The world’s biggest miners, under pressure from investors to aggressively refocus sprawling portfolios, tackle debt and, potentially, return cash, have lined up billions of dollars of unwanted assets for sale, from aluminium smelters to nickel mines.
Trouble is, buyers are thin on the ground.
This is the case particularly for the unloved assets at the top of miners’ for-sale lists. Leading producers are retrenching, smaller “juniors” are strapped for cash and even once-voratious Chinese buyers are becoming harder to please.
“There is a missing buyer universe. The mid-caps got consumed in the last deal boom and the juniors can’t get finance,” one senior industry adviser said.

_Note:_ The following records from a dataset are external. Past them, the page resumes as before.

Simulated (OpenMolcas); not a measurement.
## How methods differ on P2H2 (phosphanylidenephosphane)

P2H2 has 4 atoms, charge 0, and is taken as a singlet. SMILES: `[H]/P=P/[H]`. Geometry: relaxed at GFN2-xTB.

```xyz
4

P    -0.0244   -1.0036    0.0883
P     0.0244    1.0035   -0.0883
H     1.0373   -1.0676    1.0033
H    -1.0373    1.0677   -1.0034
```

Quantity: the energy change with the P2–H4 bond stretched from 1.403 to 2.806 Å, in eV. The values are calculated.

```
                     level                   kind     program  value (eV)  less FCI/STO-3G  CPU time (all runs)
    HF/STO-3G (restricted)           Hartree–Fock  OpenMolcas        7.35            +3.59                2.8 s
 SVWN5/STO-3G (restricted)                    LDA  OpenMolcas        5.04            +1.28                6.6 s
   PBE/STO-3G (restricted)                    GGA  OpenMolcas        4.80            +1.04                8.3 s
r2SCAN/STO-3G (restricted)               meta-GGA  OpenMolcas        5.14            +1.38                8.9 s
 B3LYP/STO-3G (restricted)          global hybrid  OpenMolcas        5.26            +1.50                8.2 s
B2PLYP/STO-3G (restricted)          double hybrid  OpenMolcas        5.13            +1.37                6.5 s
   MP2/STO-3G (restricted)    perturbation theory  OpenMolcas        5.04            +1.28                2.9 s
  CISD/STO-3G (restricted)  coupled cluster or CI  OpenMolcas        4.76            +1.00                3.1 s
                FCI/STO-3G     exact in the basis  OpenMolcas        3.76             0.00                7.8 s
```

Take Rio and BHP Billiton for instance, which Deutsche Bank analysts estimate could sell $27.5 billion of non-core, producing operations, plus a further $7.5 billion of undeveloped assets and stakes in projects or joint ventures.
While a cluster of private investment funds is emerging to take advantage of depressed mining valuations, industry sources and analysts question whether even those led by big names such as Xstrata’s departing boss Mick Davis or former JP Morgan dealmaker Lloyd Pengilly could have the financial clout to step in.
And, more to the point, whether they would want to.
“You have to tot up emerging market risks, relations with government, execution risk - plus other deals have been tough,” said one industry source.
“Is it going to be a jamboree of chased deals? No. Is it worth gaining the trust of your investors (by being) ... seen to want to do something? Yes.”
BHP Billiton has sold $4.5 billion of assets since last August and has told analysts and investors it is focusing on a divestment programme that includes some 10 assets.
The world’s largest miner has not commented on the specific assets, but these are expected to include aluminium, manganese operations, non-core petroleum operations and the Pinto Valley mine in the United States.
But while few question the need for BHP and others to sell assets, its ability to seal more deals is less clear.
In part, this is because of the type of assets being sold.
Analysts have quoted BHP Chief Financial Officer Graham Kerr as saying this month he expected petroleum assets would be easy to sell - several parties were keen on in its stake in the Browse gas project in Australia, eventually sold to PetroChina.
Similarly, any assets in commodities that are in short supply are likely to attract buyers - copper, for example - or stakes in another rarity, unwanted iron ore mines.
At Rio Tinto, a stake in Canada’s largest iron ore producer IOC is expected to attract suitors including Glencore, Canada’s Teck - both hungry for the steelmaking ingredient - and even India’s Vedanta.
But many of the assets on the block - Rio’s and BHP’s aluminium assets, for example - are in troubled industries seen to be unlikely to turn around any time soon.
Or, like Rio’s diamonds operations, they are in niches too small for the majors, but where there are also few natural suitors. With the exception of heavyweights De Beers and Russia’s Alrosa, other players in the industry are small.
Opportunistic private equity funds - so far only fringe players in the mining industry - have eyed the mines. Apollo and KKR were both among the suitors for BHP’s EKATI diamond mine, eventually sold to what is now Dominion Diamond Corp.
The scale of the Rio diamond sale is unprecedented in that sector, but these buyers could struggle with a portfolio on the books at $1.3 billon and which includes the Argyle mine, undergoing a costly expansion.
“Investors are very careful of assets that require a lot of capex (investment) in order to be turned around,” Gianmarco Migliavacca, a senior analyst at credit ratings agency Moody’s said. “Investors will be picky, and as a result disposals in these structurally challenged commodities will be difficult.”
The result could well be that many of the sales are put on ice, awaiting improved conditions. Some industry advisers say they are already advocating this strategy, even for majors which, like Rio, are under pressure to cut debt.
“Our experience is that assets that are sold in distress or in haste, you often repent at your leisure,” outgoing BHP Chief Executive Marius Kloppers said last month.
BHP, for example, signalled that its nickel business - considered non-core by the market and where BHP has cut staff - had benefitted from good exploration results.
Analyst Paul Gait at Sanford Bernstein said miners would have to carefully consider why assets are on the block, potentially distributing unattractive businesses straight to shareholders if no cash buyer materialises - achieving the aim of keeping management attention on core assets.
“But spinning off to shareholders, of course, does not raise cash,” Gait said. “If the objective is not portfolio restructuring but to fix the balance sheet, this doesn’t help.”